As January hits the third week of the month, the city’s art galleries take down the group shows directed at the summer visitors, and get serious again. Or, relatively serious.
At blank projects last week, Avant Car Guard and friends were staging a finissage. The text on one of their banner pieces read, IF YOU DIE, CAN I HAVE YOUR CELL PHONE ? Perhaps only in South Africa could this statement seem like a reasonable request.
Across the road from blank, at the Stevenson, Viviane Sassen’s seductive, off kilter images are a complete antidote to the perfectly lit, carefully placed subjects one has grown accustomed to encountering on gallery walls.

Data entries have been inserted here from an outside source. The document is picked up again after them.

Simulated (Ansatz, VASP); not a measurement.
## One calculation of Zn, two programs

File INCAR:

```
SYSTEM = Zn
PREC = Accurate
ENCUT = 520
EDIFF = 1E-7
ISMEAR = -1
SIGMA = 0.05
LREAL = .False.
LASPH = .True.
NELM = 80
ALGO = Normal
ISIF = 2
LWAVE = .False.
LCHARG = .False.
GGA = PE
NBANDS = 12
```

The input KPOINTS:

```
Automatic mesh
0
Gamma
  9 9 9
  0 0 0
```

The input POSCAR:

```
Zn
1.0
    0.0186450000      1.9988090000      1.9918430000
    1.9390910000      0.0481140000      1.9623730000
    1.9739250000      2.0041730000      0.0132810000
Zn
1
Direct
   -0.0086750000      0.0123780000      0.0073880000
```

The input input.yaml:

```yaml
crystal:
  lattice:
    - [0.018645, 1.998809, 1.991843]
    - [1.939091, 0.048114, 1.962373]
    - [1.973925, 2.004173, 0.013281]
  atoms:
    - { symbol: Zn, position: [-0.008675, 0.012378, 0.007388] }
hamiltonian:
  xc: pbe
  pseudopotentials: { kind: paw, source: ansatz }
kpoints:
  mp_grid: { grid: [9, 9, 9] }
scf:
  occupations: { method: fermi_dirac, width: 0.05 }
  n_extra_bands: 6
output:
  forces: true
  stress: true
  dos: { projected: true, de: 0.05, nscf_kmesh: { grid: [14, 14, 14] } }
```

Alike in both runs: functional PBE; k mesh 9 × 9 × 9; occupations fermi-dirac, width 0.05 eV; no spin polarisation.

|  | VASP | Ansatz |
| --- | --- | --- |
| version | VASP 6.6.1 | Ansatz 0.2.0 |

Viviane Sassen’s Kapijmpange
In this portrait of a young girl, the focus of Sassen’s attention is the fragile, rose printed voile of her dress. In order to concentrate on this gentle texture, the girl’s features have been lost in a soft dark pool. Conversely, this makes her more magnetic than if we had been able to discern every eyelash.

Stuart Bird’s Blood Knot
Round the corner at the Goodman, Stuart Bird has mounted his first solo show, and displays a dazzling virtuosity in his handling of materials. Blood Knot is the title of a searing Athol Fugard play about two half brothers, one black, one half white. it is also the title of Bird’s intertwined knotted sculpture, made not of rope, but carved, meticulously and sinuously, from wood.